There are plenty of reasons for optimism in the corn ethanol industry — record production, a higher mandate for biofuels in the gasoline supply and the inauguration of an ethanol supporter, Donald Trump, as president. All the same, the industry is looking for reassurance that the Trump administration will be a friend, considering that prominent federal appointments have gone to ethanol critics.
“I get all the angst,” the president of the Renewable Fuels Association, Bob Dinneen, told an industry conference in Iowa, according to the Des Moines Register. “It’s Donald Trump’s administration and they (cabinet nominees) understand what the boss wants from this program.” Iowa Gov. Terry Branstad, tabbed to become U.S. ambassador to China, said Trump “knows who his friends are. The fact that farmers and rural America supported him to such a great degree, especially here in Iowa, the heart of ethanol production, that’s important to him. And I don’t think it’s something that he’ll forget.”
Washington lobbyist Jim Massey predicted at the Iowa conference that the House will pass a bill this year to limit the ethanol blend rate to 10 percent, reported Successful Farming. Dinneen “didn’t argue with that but added that … any bill to weaken the RFS (Renewable Fuels Standard) would likely die in the Senate.”
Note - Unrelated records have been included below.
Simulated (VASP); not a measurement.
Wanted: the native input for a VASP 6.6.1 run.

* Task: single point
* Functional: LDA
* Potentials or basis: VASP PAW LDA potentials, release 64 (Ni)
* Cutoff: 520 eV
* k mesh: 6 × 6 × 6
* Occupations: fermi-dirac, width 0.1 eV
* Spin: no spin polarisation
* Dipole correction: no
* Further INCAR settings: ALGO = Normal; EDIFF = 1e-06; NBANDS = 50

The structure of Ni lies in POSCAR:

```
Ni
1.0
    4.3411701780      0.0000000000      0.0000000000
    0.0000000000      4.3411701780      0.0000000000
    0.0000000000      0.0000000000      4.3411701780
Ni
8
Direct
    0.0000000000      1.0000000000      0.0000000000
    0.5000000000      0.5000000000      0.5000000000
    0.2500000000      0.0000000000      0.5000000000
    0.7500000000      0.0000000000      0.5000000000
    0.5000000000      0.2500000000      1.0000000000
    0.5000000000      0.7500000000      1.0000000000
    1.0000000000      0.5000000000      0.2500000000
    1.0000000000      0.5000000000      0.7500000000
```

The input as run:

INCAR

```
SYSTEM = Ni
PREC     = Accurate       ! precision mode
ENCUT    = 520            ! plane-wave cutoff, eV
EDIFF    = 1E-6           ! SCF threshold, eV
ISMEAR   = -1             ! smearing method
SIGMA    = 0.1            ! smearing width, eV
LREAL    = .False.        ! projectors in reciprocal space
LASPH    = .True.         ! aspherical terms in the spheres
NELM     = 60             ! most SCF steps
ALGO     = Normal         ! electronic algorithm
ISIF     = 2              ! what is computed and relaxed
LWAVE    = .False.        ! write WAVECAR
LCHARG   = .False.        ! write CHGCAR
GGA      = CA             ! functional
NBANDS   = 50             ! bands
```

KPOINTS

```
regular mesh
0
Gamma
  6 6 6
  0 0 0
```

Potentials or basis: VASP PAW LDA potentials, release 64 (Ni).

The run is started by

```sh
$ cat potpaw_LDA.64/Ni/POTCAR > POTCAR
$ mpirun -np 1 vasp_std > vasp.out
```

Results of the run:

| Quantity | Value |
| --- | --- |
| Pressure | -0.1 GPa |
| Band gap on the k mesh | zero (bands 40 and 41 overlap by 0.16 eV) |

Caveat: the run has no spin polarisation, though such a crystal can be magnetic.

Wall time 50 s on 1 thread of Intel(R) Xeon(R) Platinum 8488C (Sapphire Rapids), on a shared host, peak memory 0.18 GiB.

The Energy Department says ethanol production averaged 1 million barrels a day in 2016, equalling 15.3 billion gallons, an industry record. The DOE’s Energy Information Administration says production “is forecast to average around 1.0 million barrels a day in both 2017 and 2018.” Consumption is forecast around 940,000 to 950,000 barrels a day, meaning ethanol will average 10 percent of the gasoline supply, “as only marginal increases in higher-level ethanol blends are assumed to occur … ”
The EPA effectively set the corn ethanol mandate at 15 billion gallons for this year, the first time that mandate is at the maximum provided by law. The agency has discretion to lower the biofuels targets, which it has used in the past, repeatedly in the case of so-called advanced biofuels. The EPA usually proposes in May the RFS for biofuels in the coming year, so this spring may bring an early marker of how Scott Pruitt, the Trump nominee for EPA administrator, will carry out his promises, during confirmation hearings, to enforce the law.
Wisconsin Rep. Jim Sensenbrenner filed bills this week to require a National Academy of Sciences report on the impact of using ethanol blends higher than the traditional 10 percent and to effectively end the mandate for use of cellulosic biofuels, made from grasses and woody plants. Sensenbrenner, an ethanol critic, said the bills would ensure that EPA biofuel targets are based in reality.